UPDATE (15/8/12): Seller issued a full refund on return of the record, but he’s a game lad, it’s gone straight back on eBay with a new photo and quietly amended mis-description that owns up only to light crackling. You have to admit, its an appropriately named record. The search for a decent copy continues.
"Damaged in transit"
The inglorious end of a fantastic ebay score, damaged in transit as a result of the seller’s careless packing. A very rare record just got rarer, with one less in circulation.
The seller packed the record with the bare unprotected vinyl surface against the surface of an old dirty polythene jacket which had probably an old office metal staple loose in side it. The damage was fatal, resulting in needle sticks and multiple deep scratches, rendering this previously excellent copy of Tubby Hayes “Down in the Village” worthless. So sad.

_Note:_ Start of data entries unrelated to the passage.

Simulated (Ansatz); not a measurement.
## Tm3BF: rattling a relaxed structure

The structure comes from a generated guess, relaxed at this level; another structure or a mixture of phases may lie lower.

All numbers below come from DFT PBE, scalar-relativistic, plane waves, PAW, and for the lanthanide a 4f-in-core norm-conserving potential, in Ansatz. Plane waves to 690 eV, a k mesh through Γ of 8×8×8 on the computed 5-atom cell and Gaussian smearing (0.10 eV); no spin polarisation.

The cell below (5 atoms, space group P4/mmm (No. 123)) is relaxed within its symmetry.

Tubby Hayes “But Beautiful”, complete with needle-stick finale at 5:25 – perfect for repeating breakbeats
Sellers overgrading vinyl condition
Not this sellers finest moment. He claims to adhere to Record Collector grading standards, sort of. “Would be Ex but for the scratches”. One of the “this puppy would make a happy and lively family pet were it not dead” school of seller. Perfect but for the faults.
Communications with Sellers
Or this aspiring eBay seller making his first sale. Zero feedback, no reputation score, a newbie. We’ve all been there, you have to start somewhere, it’s coming up to Christmas, perhaps he needs the money, so I took pity on him and decided to give him his first big break into the glamorous world of big-time jazz selling:
He took the big break, and fell flat on his face. Some people you just can’t help. First basic principle of selling records is do not break them, especially not after you have just sold them to someone else. An eBay auction is a legally binding contract, to buy and to sell.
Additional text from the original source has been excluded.